There have already been a number of criticisms made about the Michael Gove’s proposals to drop GCSE exams in favour of a new English Baccalaurate Certificate, or EBacc for short; but what has been said, and by who? Here is our list of those against the EBacc.
1. Shadow Secretary for Education, Labour’s Stephen Twigg
Stephen Twigg stated, “Labour supports rigorous exams but only if they don’t act as a cap on aspiration”, and suggested the Conservatives would attempt to introduce a two tier system at a later date.
2. Northern Ireland Education Minister, John O’Dowd
Described the current GCSE exams as “fit for purpose” and a “proven recognition of work, of the ability of the individual, and the ability of that individual to learn for each subject.” He also criticised Gove, saying, “(his) comments today and his policy since he came into office may well have fatally flawed the GCSE brand. I don’t want to see our young people feeling that they are sitting a lesser exam.”
3. Welsh Education Minister, Leighton Andrews
Said the introduction of the EBacc was a “backwards step.”
4. The British Dyslexia Association
Kate Saunders, chief executive of the assosiation said, ”These plans, should they be implemented, will create an additional barrier for dyslexic students to continue on to higher education.

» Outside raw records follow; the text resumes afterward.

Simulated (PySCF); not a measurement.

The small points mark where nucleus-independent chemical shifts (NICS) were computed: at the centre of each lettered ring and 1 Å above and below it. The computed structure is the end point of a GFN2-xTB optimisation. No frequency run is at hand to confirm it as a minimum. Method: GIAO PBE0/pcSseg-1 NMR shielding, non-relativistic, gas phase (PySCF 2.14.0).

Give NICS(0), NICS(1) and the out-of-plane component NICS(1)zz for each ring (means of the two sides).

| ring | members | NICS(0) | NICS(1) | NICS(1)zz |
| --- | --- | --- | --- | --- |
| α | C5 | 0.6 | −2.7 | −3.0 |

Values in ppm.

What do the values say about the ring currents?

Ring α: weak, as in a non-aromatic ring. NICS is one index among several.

5. The National Association of Schoolmasters Union of Woman Teachers
The general secretary of the NASUWT, Chris Keates, has condemned the plans as “entirely driven by political ideology, rather than genuine debate.”
6. Former Education Secretary in Margaret Thatcher’s Cabinet, Lord Kenneth Baker
Lord Baker has criticised Gove’s proposals for not being radical enough, suggesting an exam at 14 to decide a students future path.